RIYADH: Egyptian non-oil exports increased by over 17 percent year on year in 2025, reaching approximately $48.6 billion, new figures showed.

Latest foreign trade indicators released by the country’s Ministry of Investment and Foreign Trade revealed the trade deficit narrowed by 9 percent over the 12 months, reaching around $34.4 billion, according to a statement.

This supports Egypt’s ambition to enter the global top 50 in trade performance, boost exports to $145 billion a year, and narrow the trade deficit.

It also aligns with the country’s efforts to streamline procedures, maximize the benefits of trade agreements, and protect local industry in line with international agreements.

The newly released data said: “Egyptian gold exports also saw a substantial increase, reaching $7.6 billion in 2025 compared to $3.2 billion in 2024, an increase of $4.4 billion.”

It further indicated that the largest markets for Egyptian non-oil exports in 2025 included the UAE, Turkiye, and Saudi Arabia, as well as Italy and the US. 

The most important export sectors included building materials at $14.9 billion, chemicals and fertilizers at $9.4 billion, and food industries at $6.8 billion.

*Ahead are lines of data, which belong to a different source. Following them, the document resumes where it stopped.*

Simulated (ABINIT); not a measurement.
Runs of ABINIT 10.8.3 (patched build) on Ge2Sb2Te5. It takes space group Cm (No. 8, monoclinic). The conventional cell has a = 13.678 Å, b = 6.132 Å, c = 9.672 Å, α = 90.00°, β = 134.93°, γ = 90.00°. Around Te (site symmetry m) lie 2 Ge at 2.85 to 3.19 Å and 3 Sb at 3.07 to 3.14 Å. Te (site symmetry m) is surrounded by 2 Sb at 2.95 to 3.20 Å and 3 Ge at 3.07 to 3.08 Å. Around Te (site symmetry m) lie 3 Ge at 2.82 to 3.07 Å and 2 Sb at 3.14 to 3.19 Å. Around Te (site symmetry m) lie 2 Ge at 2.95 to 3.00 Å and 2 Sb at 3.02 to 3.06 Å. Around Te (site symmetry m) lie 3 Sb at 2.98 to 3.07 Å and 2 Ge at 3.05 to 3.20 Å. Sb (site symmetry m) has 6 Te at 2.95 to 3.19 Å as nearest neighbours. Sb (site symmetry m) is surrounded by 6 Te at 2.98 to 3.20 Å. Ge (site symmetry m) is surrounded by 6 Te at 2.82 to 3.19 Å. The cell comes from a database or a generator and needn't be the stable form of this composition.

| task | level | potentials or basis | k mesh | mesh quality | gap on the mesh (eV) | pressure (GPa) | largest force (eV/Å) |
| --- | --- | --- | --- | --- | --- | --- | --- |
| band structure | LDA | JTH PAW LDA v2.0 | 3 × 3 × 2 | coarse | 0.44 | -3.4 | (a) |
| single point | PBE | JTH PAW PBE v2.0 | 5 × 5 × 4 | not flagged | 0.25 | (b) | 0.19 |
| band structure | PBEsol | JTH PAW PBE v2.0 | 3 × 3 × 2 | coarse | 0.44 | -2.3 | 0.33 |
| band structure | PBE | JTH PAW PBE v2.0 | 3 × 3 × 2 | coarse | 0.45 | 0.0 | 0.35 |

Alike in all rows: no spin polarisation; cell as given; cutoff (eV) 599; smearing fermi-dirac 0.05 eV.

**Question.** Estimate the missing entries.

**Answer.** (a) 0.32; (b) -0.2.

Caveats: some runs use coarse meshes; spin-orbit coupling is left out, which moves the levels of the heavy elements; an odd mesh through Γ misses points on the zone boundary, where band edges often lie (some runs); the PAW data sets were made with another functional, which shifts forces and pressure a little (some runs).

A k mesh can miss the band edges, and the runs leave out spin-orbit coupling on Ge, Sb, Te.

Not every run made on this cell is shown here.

In October, Egypt’s credit rating was raised by S&P Global to “B” from “B-,” while Fitch reaffirmed its “B” rating, citing reform progress and macroeconomic stability.

S&P said at the time that the upgrade reflects reforms implemented over the past period by the country, including the liberalization of the foreign exchange regime, which boosted competitiveness and fueled a rebound in growth.

Prime Minister Mostafa Madbouly also said at that time that both rating agencies’ decisions signal confidence in the government’s reform agenda and its expected returns.

In September, Egypt’s Ministry of Planning, Economic Development and International Cooperation reported that the economy expanded 4.4 percent in fiscal year 2024/25, driven by a strong fourth quarter when gross domestic product growth hit a three-year high of 5 percent.

This reflects the impact of the more flexible exchange rate regime adopted since March 2024, which has helped stabilize the balance of payments and restore investor confidence.